The Adjoint of a Bounded Linear Operator Between Banach Spaces

# The Adjoint of a Bounded Linear Operator Between Banach Spaces

Definition: Let $X$ and $Y$ be Banach spaces and let $T : X \to Y$ be a bounded linear operator. The Adjoint of $T$ is the linear operator $T^* : Y^* \to X^*$ defined for all $f \in Y^*$ by $T^*(f) = f \circ T$. |

Note that for every $f \in Y^*$, the map $f \circ T : X \to \mathbb{R}$ is a bounded linear functional on $X$ since for every $x \in X$ we have that:

(1)\begin{align} \quad |(f \circ T)(x)| = |f(T(x)| \leq \| f \|\| T(x) \| \leq \| f \| \| T \| \| x \| \end{align}

So indeed, $T^*$ is a map with domain $Y^*$ and codomain $X^*$.

It is also easy to verify that $T^*$ is a linear operator. The following proposition tells us that if $T$ is a bounded linear operator from $X$ to $Y$ then $T^*$ is a bounded linear operator from $Y^*$ to $X^*$ and that moreover, $\| T^* \| = \| T \|$.

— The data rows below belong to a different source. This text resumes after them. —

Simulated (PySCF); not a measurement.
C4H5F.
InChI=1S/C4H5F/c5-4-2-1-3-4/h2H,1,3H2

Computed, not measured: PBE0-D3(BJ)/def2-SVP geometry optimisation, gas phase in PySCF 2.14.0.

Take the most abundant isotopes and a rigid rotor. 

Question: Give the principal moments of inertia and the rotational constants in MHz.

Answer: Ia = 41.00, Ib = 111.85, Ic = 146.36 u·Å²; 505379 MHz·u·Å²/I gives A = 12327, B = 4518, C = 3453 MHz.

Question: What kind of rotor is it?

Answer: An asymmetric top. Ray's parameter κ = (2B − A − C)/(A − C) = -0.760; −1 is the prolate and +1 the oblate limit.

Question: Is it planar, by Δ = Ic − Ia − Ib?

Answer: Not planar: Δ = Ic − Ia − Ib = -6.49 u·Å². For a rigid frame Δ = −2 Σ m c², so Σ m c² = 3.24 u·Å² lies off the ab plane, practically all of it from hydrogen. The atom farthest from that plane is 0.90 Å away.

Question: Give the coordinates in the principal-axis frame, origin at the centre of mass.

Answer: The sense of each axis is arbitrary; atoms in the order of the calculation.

Proposition 1: Let $X$ and $Y$ be Banach spaces and let $T : X \to Y$ be a bounded linear operator. Then $T^* : Y^* \to X^*$ is a bounded linear operator and $\| T^* \| = \| T \|$. |

**Proof:**For each $f \in Y^*$ we have that:

\begin{align} \quad \| T^*(f) \| = \| f \circ T \| \overset{(*)} \leq \| f \| \| T \| = \| T \| \| f \| \end{align}

- Where the inequality at $(*)$ comes from the fact that $f$ is a bounded linear functional on $X$ and $T$ is a bounded linear operator on $X$. Thus $\| T^* \| \leq \| T \|$.

- For the reverse inequality, let $x_0 \in X$ with $\| x_0 \| = 1$. By one of the corollaries on the Corollaries to the Hahn-Banach Theorem page we have that for the point $T(x_0) \in Y$ there exists an $f_0 \in Y^*$ with $\| f_0 \| = 1$ such that $f_0(T(x_0)) = \| T(x_0) \|$. Therefore:

\begin{align} \quad \| T^* \| = \sup_{f \in Y^*,\| f \| = 1} \| T^*(f) \| \geq \| T*(f_0) \| = \| f_0 \circ T \| = \sup_{x \in X, \| x \| = 1} |(f_0 \circ T)(x)| \geq |(f_0 \circ T)(x_0)| = \| T(x_0) \| \end{align}

- So for every $x_0 \in X$ with $\| x_0 \| = 1$ we have that $\| T(x_0) \| \leq \| T^* \|$. So given any $x \in X$ with $x \neq 0$, consider the point $\frac{x}{\| x \|}$. It has norm $1$ and so:

\begin{align} \quad \left \| T \left ( \frac{x}{\| x \|} \right ) \right \| \leq \| T^* \| \end{align}

- Hence for all $x \in X$ with $x \neq 0$:

\begin{align} \quad \| T(x) \| \leq \| T^* \| \| x \| \end{align}

- And of course the above inequality also holds if $x = 0$. Thus $\| T \| \leq \| T^* \|$. Hence $\| T \| = \| T^* \|$. $\blacksquare$